FET: Fun Endeavors Together

May 2, 2023 by Arya Voronova 42 Comments

Last time, we’ve looked over FET basics, details, nuances and caveats. Basics aren’t all there is to FETs, however – let’s go through real-world uses, in all their wonderful variety! I want to show you a bunch of cool circuits where a friendly FET, specifically a MOSFET, can help you – and, along the way, I’d also like to introduce you to a few FETs that I feel like you all could have a good long-term friendship with. If you don’t already know them, that is!

Driving Relays

Perhaps, that’s the single most popular use for an NPN transistor – driving coils, like relays or solenoids. We are quite used to driving relays with BJTs, typically an NPN – but it doesn’t have to be a BJT, FETs often will do the job just as fine! Here’s an N-FET, used in the exact same configuration as a typical BJT is, except instead of a base current limiting resistor, we have a gate-source resistor – you can’t quite solder the BJT out and solder the FET in after you have designed the board, but it’s a pretty seamless replacement otherwise. The freewheel (back EMF protection) diode is still needed for when you switch the relay and the coil produces wacky voltages in protest, but hey, can’t have every single aspect be superior.

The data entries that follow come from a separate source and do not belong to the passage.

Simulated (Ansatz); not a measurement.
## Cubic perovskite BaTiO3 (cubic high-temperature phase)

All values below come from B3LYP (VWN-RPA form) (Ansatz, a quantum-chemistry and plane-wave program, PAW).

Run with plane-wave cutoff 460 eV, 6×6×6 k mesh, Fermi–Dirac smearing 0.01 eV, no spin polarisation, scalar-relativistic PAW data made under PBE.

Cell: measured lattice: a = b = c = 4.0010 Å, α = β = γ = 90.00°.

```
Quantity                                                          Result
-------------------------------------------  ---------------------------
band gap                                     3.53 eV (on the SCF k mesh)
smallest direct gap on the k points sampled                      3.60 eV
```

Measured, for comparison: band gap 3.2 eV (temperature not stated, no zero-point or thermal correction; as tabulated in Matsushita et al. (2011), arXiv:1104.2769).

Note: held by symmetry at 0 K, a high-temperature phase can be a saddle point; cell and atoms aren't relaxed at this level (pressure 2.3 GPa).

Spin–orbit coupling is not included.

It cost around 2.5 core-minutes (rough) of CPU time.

The reason you can drive it the same way is quite simple: in the usual NPN circuit, the relay is driven by a 3.3 V or a 5 V logic level GPIO, and for small signal FETs, that is well within Vgs. However, if your MCU has 1.8 V GPIOs and your FET’s Vgs doesn’t quite cut it, an NPN transistor is a more advantageous solution, since that one will work as long as you can source the whatever little current and the measly 0.7 V needed.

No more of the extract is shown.